Cold crash and gelatin are my go to. I forget to add whirlfloc about 75% of the time. I’ve never done a side by side but my thought is, “whitlfloc can’t hurt”. I’m trying to be more consistent with it but when I forget, I don’t sweat it.
 
I do it all.

Whirlfloc.
Fast cold break.
Cold crash.
Gelatin.

It's been a while since I only did one or two, so it might be difficult to isolate the individual factors, but the beers are extremely, extremely clear (assuming I'm not adding tons of wheat or oats or whatever). I think the last time I didn't use whirlfloc was close to a decade ago, so I don't really have any remotely recent comparisons of "whirlfloc vs. no whirlfloc."
 
They are called Protafloc in the UK. I add one for the last 15 minutes of the boil. I also cold crash for two days. The combination works very well for my beers. I never package cloudy beer (I don’t brew NEIPA) and usually my beers clear in 2-3 days. I typically ferment for 5-7 days.
 
I don't really care how much trub goes into my fermenter and I rely on time to clear my beer, but I do use Irish moss but do so just to reduce the silt that goes through my plumbing, particularly my CFC. Without it, it takes a lot longer for me to clean out my kettle filter.
 
I don't use any chemicals and I don't have the equipment for to cold crash, but I do strain the wort when pouring into the fermenter through a thick strainer and I have a very clear beer. True, this doesn't work with dry hopped beers.
 
I don't use any chemicals and I don't have the equipment for to cold crash, but I do strain the wort when pouring into the fermenter through a thick strainer and I have a very clear beer. True, this doesn't work with dry hopped beers.
Irish moss which these tablets are is not a chemical. Cold crashing is a misnomer, I cold crash at ambient temperature and gravity (which is also not a chemical) does the rest.
 
If I remember I'll toss in a whole tab if I want a clear beer. As I see it... it's not gonna hurt any thing, it's cheep, and it can only help. I do have the ability to quickly cold crash, so that helps and I'll toss in some gelatin or Biofine if I feel I need it.
 
Irish moss which these tablets are is not a chemical. Cold crashing is a misnomer, I cold crash at ambient temperature and gravity (which is also not a chemical) does the rest.

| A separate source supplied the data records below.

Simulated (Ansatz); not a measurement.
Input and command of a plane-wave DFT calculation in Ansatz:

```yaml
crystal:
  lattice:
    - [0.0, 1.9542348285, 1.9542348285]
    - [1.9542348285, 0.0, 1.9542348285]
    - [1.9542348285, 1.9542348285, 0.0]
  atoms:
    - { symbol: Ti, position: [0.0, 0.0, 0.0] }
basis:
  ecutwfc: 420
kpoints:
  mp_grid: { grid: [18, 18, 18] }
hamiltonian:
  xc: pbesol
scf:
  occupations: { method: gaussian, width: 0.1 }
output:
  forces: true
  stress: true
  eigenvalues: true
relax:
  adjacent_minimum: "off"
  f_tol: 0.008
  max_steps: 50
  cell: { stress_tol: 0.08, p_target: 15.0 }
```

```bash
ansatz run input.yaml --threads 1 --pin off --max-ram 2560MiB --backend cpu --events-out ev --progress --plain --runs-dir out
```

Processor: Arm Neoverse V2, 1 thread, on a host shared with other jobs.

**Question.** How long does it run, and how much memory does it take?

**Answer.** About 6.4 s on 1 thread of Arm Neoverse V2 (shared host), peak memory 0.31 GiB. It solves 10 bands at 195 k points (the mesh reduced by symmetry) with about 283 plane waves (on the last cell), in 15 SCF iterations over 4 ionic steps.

Yes, Irish moss is not a chemical. I didn't notice any difference in clarity while using it, but I believe it can help. To use natural conditions for cold crashing, you need to take the fermenter outside. I live in a warmer climate so I don't have the conditions for cold crashing outside either.
 
Irish moss addition is part of my process, my brewing desk has markings from start to finish in 15 minute intervals, I find if I lay out my hops, irish moss , yeast nutrient at the marked intervals( Irish moss would be between the 30 and 45 markings)this way I'm least likely to forget something, aftervthat time is my friend and clears all
 
I almost always use Whirlfloc, two tabs for last 10 minutes of boil for ten gallons. When I forget, I do notice the difference. A lot of the time I'm making lagers, and these will eventually clear without Wirlfloc, but it takes longer. With ales, which I like clear also, it is more noticeable because I tend to cold condition them for less time, often only a couple of weeks. All my brews are crashed at around 30F after racking to kegs.
 
I use whirl floc on every brew. I've forgotten probably 3-4 times and notice it when I go to keg the fermented beer. I can usually see through my fermenter near perfectly (after 3 weeks) and the times that I have forgotten, the fermenter stays cloudy.

Cold and time will clear up most beers though. Some yeasts take ages to drop out and highly hopped beers generally will stay cloudy.
 
i dont associate clear beer with clear wort.

i do however enjoy more wort in the fermenter and less not-wort in the fermenter . especially when fermenting in the keg where space is at a premium.
so - whirlfloc goes in the boil to get better seperation of the trub. which i have noticed def makes a difference.

i only use gelatin in lagers which i feel benefit from the clarity.

ales tend to be very hoppy and i havent tried gelatin because i think the haze is due to the suspended hop material and maybe thats contributing to the flavor. idk.
 
I whirlfloc every batch. Always use a single pill for my batches which are between 6.5-11 gal. Sure looks like it is making a difference visually as it begins to fizz. I don't know how much, but I think it results in a cleaner wort going into the fermenter.

Only use gelatin now if I feel I need to speed up the clarity that will happen over a week anyway. I love clear beers and don't make NEIPAs cause I don't prefer hazy styles.
 
I use whirlfloc, and I get gelatinized goop dropping out of my cold break. In most cases my beer is almost perfectly clear before I even cold crash. When I forget whirlfloc, I sometimes have very stubborn haze.

Cold crashing is a misnomer, I cold crash at ambient temperature
Can you elaborate? To me, cold crash is a process involving near- (or sub-) freezing temperatures. But maybe I'm behind the times. Or is your ambient very low?
 
True cold crashing is reducing the fermented beer to near zero to help the particles drop out, but I just leave the finished beer at ambient and get the same effect in 2-3 days. My garage where I brew and leave the beer is 5ish in winter and 18ish in summer. Out of the sun in the UK never gets much above 25.
 
I use it in all of my non-hazy batches. I am not sure what improvement I get from it, if any, I just have always threw in half a tab as part of my process.

In my latest WC IPA, I tried gelatin in addition to whirlfloc, and it is my clearest batch so far. Did whirlfloc contribute to it, I have no idea.
 
Personal opinion here, but I've never found any finings to be necessary. I do use BioFine in my occasional cask conditioned beers because they'll be sitting at cellar temperatures for a shorter amount of time. But for kegged beers, I've never used any finings at all. 2-4 weeks cold conditioning and the beers are crystal clear. My Czech pale lager has been lagering for just shy of 3 weeks and I can read a book through it.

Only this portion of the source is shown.